Thursday, May 17, 2012

Hiking with friends in the backwoods of Whistler, B.C., John Rowe stumbled onto the inspiration for a cutting-edge product innovation. “I opened up my backpack to discover that my jar of honey had shattered all over my tent and my clothing,” recalls Rowe, the president of Island Abbey Foods Ltd. in Charlottetown. “I thought, there’s got to be a better way.”
Returning to Vancouver sticky and frustrated, Rowe soon realized that there were no solid forms of honey available. Products posing as honey supplements were flavoured with honey and made entirely of sugar. “I looked into the ‘why’ and realized that no one had discovered how to dehydrate it,” says Rowe. “It’s a very complex food to work with. If you’ve ever tried baking or cooking with it, you know it’s sensitive to heat.”
Calling upon his engineering degree, Rowe developed the world’s first pure solid honey. Working through several rounds of trial and error in a West Coast lab, Rowe finally had his light bulb moment, and Honibe (pronounced Honey Bee) was born. In 2004 Rowe moved home to Prince Edward Island, where he found business support to follow his product through to the commercial stage. “I grew up in eastern P.E.I., and my family has been in agriculture and business for six generations,” he says. “I’ve always been surrounded by people in the business community, entrepreneurs and such.”

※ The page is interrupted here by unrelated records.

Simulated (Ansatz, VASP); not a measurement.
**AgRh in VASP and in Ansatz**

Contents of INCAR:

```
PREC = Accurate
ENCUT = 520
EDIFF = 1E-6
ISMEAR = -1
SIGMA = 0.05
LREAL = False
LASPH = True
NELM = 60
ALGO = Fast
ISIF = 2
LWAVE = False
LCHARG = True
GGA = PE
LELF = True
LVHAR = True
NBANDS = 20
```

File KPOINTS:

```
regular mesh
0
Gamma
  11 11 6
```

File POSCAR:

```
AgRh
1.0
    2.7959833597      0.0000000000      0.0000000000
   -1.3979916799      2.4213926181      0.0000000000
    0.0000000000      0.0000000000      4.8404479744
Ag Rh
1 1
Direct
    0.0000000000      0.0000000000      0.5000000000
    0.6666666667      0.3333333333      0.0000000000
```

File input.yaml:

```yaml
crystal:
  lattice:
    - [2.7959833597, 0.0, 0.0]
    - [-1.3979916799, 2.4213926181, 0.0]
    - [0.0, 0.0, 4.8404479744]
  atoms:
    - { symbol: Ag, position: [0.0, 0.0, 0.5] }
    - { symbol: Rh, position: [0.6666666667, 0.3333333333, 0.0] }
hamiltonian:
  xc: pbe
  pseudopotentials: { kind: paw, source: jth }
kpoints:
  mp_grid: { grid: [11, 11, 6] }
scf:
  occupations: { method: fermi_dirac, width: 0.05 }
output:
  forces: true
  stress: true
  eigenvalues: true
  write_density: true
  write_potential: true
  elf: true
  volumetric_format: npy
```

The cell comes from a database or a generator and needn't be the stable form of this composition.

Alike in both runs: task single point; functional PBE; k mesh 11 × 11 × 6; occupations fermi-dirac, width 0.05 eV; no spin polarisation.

With the help of a team composed of his CFO wife, Susan, and VP of sales brother, Justin, in 2008 Honibe launched its first product: the Honey Drop. “We marketed it on a website called
Nostickyfingers.com,” says Rowe. “The Honey Drop is convenient and portable and the world’s first honey you can actually hold.” Within a year, the product had national distribution across Canada.
Rowe wisely pursued other areas in which honey could replace its sugary counterpart. Honey Sprinkles, Honey Delights, and, most recently, Honey Lozenges followed.
Honibe’s success recently garnered international recognition when the Honey Drop was awarded the 2010 Global SIAL d’Or Award for best new product from the world’s largest food trade show just north of Paris in Villepinte, France. “We were nominated by our customers and the editors of Canadian Grocer magazine,” says Rowe. “It was truly overwhelming, I’m still adjusting to the shock of just
being nominated.”
Honibe would also add Best New Product from Canada to its awards roster while in France. The multiple wins intrigued trade show attendees to the Canadian pavilion where Honibe was exhibiting. “We had brought tens of thousands of product samples with us to France,” says Rowe. “By the second day, we had run out.”
Rowe attributes Honibe’s success to a combination of relatable and strong marketing in addition to great timing mixed with social awareness. “More and more people are recognizing that natural sweeteners are far better for you than refined ones,” says Rowe. “Honey has health properties. It’s actually good for you.”
On top of playing to a health-conscious population, Rowe can’t ignore the successful marriage of Honibe’s products and the recent heightened consumption of tea around the world. Marketing Honey Drops and granulated Honey Sprinkles alongside one’s mother’s honey-and-tea cure-all was no accident. Rowe and the Honibe brand will be featured on CBC-TV’s Dragons’ Den in the new year. Though under contract not to disclose the end result, Rowe did share that Honibe warranted the show’s longest segment in its three-year run as CBC’s top program.
Rowe applies his homegrown modesty to Honibe’s success. Watching well-established companies fold during a time of global economic depression while Honibe developed so quickly and thrived, Rowe is taking the future in stride. “We have a lot in our pipeline, but for the short term we’re going to stick with our existing product line,” he says. “We hope to make some friends overseas, and by this time next year we hope to be in a few companies in Europe and elsewhere.”